Around 350 BC, Greek philosopher Plato wrote about a technically advanced city, Atlantis, which vanished under the Atlantic Ocean waves in one night. Time and time again hopes have been raised that the lost city has been found -- only for those hopes to be dashed against evidence.
Now, a team of "undersea archaeologists" has become the latest to claim that it has finally found the lost city of Atlantis beneath the Caribbean, leading British newspaper the 'Daily Mail' reported.
The anonymous scientists have released a series of images taken beneath the Caribbean, and they insist the snaps show what appear to be the ruins of a city that could pre-date Egypt's pyramids, which appeared after 2600 BC. They even told a French newspaper that one of the structures is a pyramid.
Now, the anonymous group wants to raise funds to explore the secret location where the images were taken and have not revealed the exact location, saying only that it's somewhere in the Caribbean Sea, the report said.
In fact, in Plato's account, Atlantis was a naval power lying "in front of the Pillars of Hercules" which conquered many parts of western Europe and Africa 9,000 years before the time of Solon, or approximately 9600 BC.

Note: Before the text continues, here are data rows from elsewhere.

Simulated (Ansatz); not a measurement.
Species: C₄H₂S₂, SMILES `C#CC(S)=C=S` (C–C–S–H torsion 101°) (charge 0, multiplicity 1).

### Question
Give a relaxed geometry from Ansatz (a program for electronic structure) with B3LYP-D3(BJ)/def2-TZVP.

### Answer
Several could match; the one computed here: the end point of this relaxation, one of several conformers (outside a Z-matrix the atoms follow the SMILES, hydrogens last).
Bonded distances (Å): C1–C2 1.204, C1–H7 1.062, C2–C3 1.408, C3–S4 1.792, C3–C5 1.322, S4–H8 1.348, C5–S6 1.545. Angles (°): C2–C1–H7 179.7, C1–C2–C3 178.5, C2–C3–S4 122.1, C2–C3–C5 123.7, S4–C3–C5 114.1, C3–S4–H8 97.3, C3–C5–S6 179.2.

After a failed attempt to invade Athens, Atlantis sank into the ocean "in a single day and night of misfortune".
Though scholars dispute whether and how much Plato's story or account was inspired by older traditions, Atlantis inspires today's literature, from science fiction to comic books to films, its name having become a byword for any and all supposed advanced prehistoric lost civilisations.